Do you remember when you were a child and a cataclysmic thunder storm lit up your back yard? You were terrified that lightening would strike your house. And your Dad said, “No it won’t. There’s a one in a million chance of that. We’re totally safe. I promise.” You probably sought and received similar reassurances about plane crashes, child abductions, large bears and murderers. “I promise, you’re safe.” This is The Big Daddy Lie. (And please forgive me, I know in some families it’s the Mom, or the Grandmother issuing the Big Daddy Lie. I’m talking about a role and a function here).

The Big Daddy Lie is psychologically essential. As children we need to believe there is a powerful grown up who knows more than us. We need him to tell he knows reality better than our fearful minds do and that he’ll keep us safe. We need this omnipotent, omniscient father even when we suspect he’s not telling the truth. And we carry that dependence into adulthood, reassuring ourselves, “Well, yes, planes crash, but I promise, not this one I’m getting on.” It’s not true, we don’t know that, but we have to let ourselves believe the lie, or we couldn’t go anywhere. Without the Big Daddy Lie in childhood and in its integrated version in our adult minds, we’d be too paralyzed by fear to do anything.

I’m convinced that The Big Daddy Lie is a big part of Donald Trump’s current (and terrifying) rise in the polls. I wish my Dad were around to tell me we were safe.

Habituation to Trump’s bad behavior (fairly widely discussed as “normalization”) paves the way for a new emotional response to him, a positive tilt towards the comforting Big Daddy Lie. Trump harnesses the power of the Big Daddy Lie masterfully, and the anxious child lurking within everyone basically laps it up.

I’m not saying voters are children. But emotions powerfully effect voter decision making (see Drew Westen’s The Political Brain). And childhood emotional experiences are dormant and revivable—they become unconscious narratives or experiential templates that stay with us and are aroused in times of stress or fear. Or when they are skillfully manipulated. This in part explains the rise and popularity of strongmen everywhere. The rational observer sees the destruction they will wreck upon their people. The child inside all of us can be drawn into the illusion of safety that the Big Daddy promises to provide. He will take care of us.

Over and over from Donald Trump, like a drumbeat: “I’ll fix it, I promise”. “That’s not going to happen when I become President.” “The pipes [in Flint] will be changed. It will be done right. It will be done quickly. I know how to do it.” “I’ll fix the inner city” (ok, the Big Daddy Lie from Trump didn’t work so well that time). “Those terrorists, they won’t get to you when I’m president. Okay? Okay?” Notice that sometimes his voice drops to a soothing murmur. “Okay? I promise. Okay? I promise.” He implies, and sometimes says, and “Only I can do it.”
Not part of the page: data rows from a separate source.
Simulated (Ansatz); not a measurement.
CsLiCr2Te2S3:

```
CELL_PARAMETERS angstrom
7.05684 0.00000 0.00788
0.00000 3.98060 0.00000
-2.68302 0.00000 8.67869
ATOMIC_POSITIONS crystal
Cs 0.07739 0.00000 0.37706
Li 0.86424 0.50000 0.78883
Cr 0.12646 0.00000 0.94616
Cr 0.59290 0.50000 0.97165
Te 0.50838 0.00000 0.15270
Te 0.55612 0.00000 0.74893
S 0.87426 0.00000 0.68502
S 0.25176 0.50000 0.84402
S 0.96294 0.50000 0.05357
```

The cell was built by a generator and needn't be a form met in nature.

It’s painful, but understandable that Trump will appeal to 35-40% of the electorate. We know this from studies on authoritarian personality. (see Amanda Taub in Vox

But how to account for the 10-15% rise bringing him neck and neck with Clinton? I’m suggesting the operation of a psychological one-two punch—(1) the widely discussed (by Democrats anyway) “normalization of his bad behavior” (2) leads to conditions in which the Big Daddy Lie can exert a powerful appear. Luckily, I think there are a couple of ways to counteract its influence.

The Normalization of Bad Behavior
There’s solid psychology behind the normalization-of-bad-behavior phenomenon. In other words, it was predictable. People can get used to anything if they are exposed to it long enough. We’re so used to Trump saying things that are patently, outlandishly false, like claiming that Clinton doesn’t have a child care program, or wildly inappropriate, like calling a US Senator “Pocahontas.” So when we hear a new lie or an old insult, nothing gets stirred up inside us except a sense of resignation. The psychological explanation behind this normalization phenomenon is pretty simple: the familiar outrageous fails to evoke a strong emotional response in the listener. This is a normal, self-protective psychological defense mechanism. No one can function when continuously aroused to a state of fear, shock or outrage. But in this Presidential campaign, it’s frighteningly dangerous.

Repeatedly exposed to Trump’s objectively ridiculous, outrageous or even, yes, deplorable speech and actions, our emotional activating systems are desensitized and habituated. Our alerting systems take a snooze. Emotional sensors don’t flood our bodies with stress hormones. That feeling of being punched in the guts? Doesn’t happen. We all join the chorus of “That’s just Trump” as Mike Pence once put it in his genial manner.

What can be done?
Raise a passionate ruckus. The desensitization to bad behavior can be overcome by making a louder emotional noise, to break through the numbing and cut straight through to the voter’s emotional brains. A number of Hillary’s advertisements, like the one showing military families who have clearly made enormous sacrifices watching, incredulously, as Trump claims he too made sacrifices by building “structures,” powerfully connect to the voter’s emotions. Videos from groups like Correct the Record’s The Trump Project, skillfully use razor sharp editing to over-ride numbed emotional reactions. Our limbic systems are no longer going to react when Trump calls Senator Elizabeth Warren “Pocahontas”, though we should by rights be flooded with outrage and fear. But a collage of clips of him repeatedly calling people names still can slice through the desensitization.

Elizabeth Warren herself is a master of emotional power—listen to one of her speeches, dripping brilliantly with articulately expressed outrage, and suddenly the numbness evaporates. I’d like to see Bernie Sanders out there every day, breaking through the numbness, because his rhetoric also arouses passion in his followers.

But the best way to combat the Big Daddy Lie is for Mrs. Clinton to offer something just as powerful— messaging that similarly speaks to and reassures the anxious child that lives within every voter. She needs to use emotionally evocative language that targets buried memories of and longing for a powerful, protective mother who takes care of us and keeps us from harm. I’ve written elsewhere about the pitfalls for women in positions of power. But the image of a powerful, protective female force is also there to be harnessed. In a speech in the 2008 primaries, Clinton met the challenge magnificently and provided an image of distinctly female power that could not help but exert a tremendous positive appeal. The speech developed a riff on the Emma Lazarus poem about Lady Liberty, Clinton offering herself symbolically as a version of that much larger than life figure, a steady, welcoming, embracing, protective powerful female presence. Take that Big Daddy.